Antelope Canyon, an amazing and unusual visual phenomenon that is a photographer's dream and nightmare, is located in the Navajo Tribal Park in Arizona. It thrillingly has two separate sections of slot canyons to experience; the upper being called the “The Crack” and the lower being called “The Corkscrew.” They run about 120 feet deep and are created by rainwater speeding through the basin above the slot canyons, gathering speed as it rushes through the narrow sandstone passageways. Over time this deepens the passages and smooths edges causing the rock to form “flowing” characteristics which create opportunities for great photography.
The Upper Antelope Canyon is the section most visited for two reasons. First, it is the more flat section and requires no climbing. Second, the stunning beams of sunlight radiating into slots from the uppermost openings occur more often in the upper than the lower. Unfortunately, this makes photography within the canyons difficult because of the sunlight reflecting off the walls. The reflecting light requires the broad range exposure often 10 EV or more.
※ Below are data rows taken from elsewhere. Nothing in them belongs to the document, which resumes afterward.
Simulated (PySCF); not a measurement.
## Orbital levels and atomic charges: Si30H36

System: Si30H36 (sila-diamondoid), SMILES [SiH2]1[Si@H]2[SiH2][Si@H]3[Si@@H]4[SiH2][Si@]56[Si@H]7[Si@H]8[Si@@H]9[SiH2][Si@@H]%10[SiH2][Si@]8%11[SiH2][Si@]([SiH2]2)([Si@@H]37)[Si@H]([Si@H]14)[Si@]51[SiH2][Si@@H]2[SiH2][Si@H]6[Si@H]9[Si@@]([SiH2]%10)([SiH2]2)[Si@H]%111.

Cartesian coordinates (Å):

The Lower Antelope Canyon is a few miles from Upper Antelope and is a strenuous hike requiring five flights of stairs of varying widths to get inside and out of the canyon. Visitors should be aware that there are areas without level footing. Also sand consistently falls from above causing the stairs to be slippery.
Some things to know before going to Antelope Canyon. The high season is during the summer months when the sun is at its hottest. The crowds are thick, the wait can be torturous and sunscreen, hats, sunglasses, and bottles of water all must-haves. The guides are all experts on photography using any device and can advise on the best settings for the best pictures. Visitors recommend a setting of ISO 800, on manual and no flash for the best results.
The Sacred Cathedral
Both sections of the Canyon are in the LeChee Chapter of the Navajo nation, meaning that they are accessible only by a guided tour and permit as the Navajo considered them sacred. It was in 1997 that the Navajo tribe made Antelope Canyon into a Navajo Tribal Park and thus restricted its access. For the Navajo, entering the canyon is akin to entering a sacred cathedral. They pause before entering to "become in the moment" or as an indication of respect. They feel this allows the experience to put them in harmony with mother nature and something greater than themselves. Every four years the canyon is blessed, and the Navajo are thankful for its creation by the elements through time.
Other Cool Spots in Arizona
Arizona is home to several amazing sites, and a great deal of them require some effort to reach yet most say that the effort is 100% worth it. One place that is not too difficult to reach, but worth going to see is the fantastically memorable Grand Canyon. Speaking from experience when one walks up on their first glimpse of this spectacular gorge, it takes the breath away. It is something to be treasured.
One place challenging to reach, but worth it is Beaver Falls in Havasu Creek and Havasu Creek itself, which is a gorgeous blue-green due to the high levels of calcium carbonate.
Hoover Dam is a human-made facility that countless sightseers visit for various reasons such as its size, exciting history, the functions it performs, and it is beautiful in itself.
The Navajo own and control admission to several spectacular landscapes besides Antelope Canyon. There are Hunts Mesa and Monument Valley which you cannot reach without going through the sand dunes. It is a Navajo Tribal Park just Antelope Canyon. There is the town of Sedona, a beautiful place to experience. The town is surrounded by National Forest, which the Native Americans hold sacred, believing the area helps with healing and spiritual renewal. Its streets are lined with art galleries and spas.
Finally, there is the 100,000 square mile Sonoran Desert. It is the hottest place in North America, but due to its rainfall, it sustains uniquely beautiful plant life.
A Photographer's Dream and Nightmare
Antelope Canyon in Page, Arizona is a photographer's dream and nightmare. There are rules to what can be carried in and photos without people can be challenging to accomplish. Tripods and specific other photographic equipment are not allowed at times, so steady hands are needed. Backpacks are not permitted because the passages are extremely narrow in some spots. The most expensive photo in the world was taken in Upper Antelope Canyon. The canyon is most famous for the visual phenomenon of beams of sunlight shining down through the holes or slots.
If Push Comes to Shove
If one must choose only one canyon to tour, which should it be? The upper canyon is internationally famous and therefore more crowded. However, the upper canyon is also the easiest to enter and leave. It costs more, and it can be very crowded, but there are more beams of sunlight shining through the upper. Getting a photo without people in it is difficult at times. The lower canyon is less crowded and cost less but is more difficult to reach and leave. Both canyons are unique, but it is a lot a lot of money to see both. Besides the entry fee, there is a small Navajo fee. However, visitors never mention the price they paid to tour the Canyons and behold these beautiful national treasures.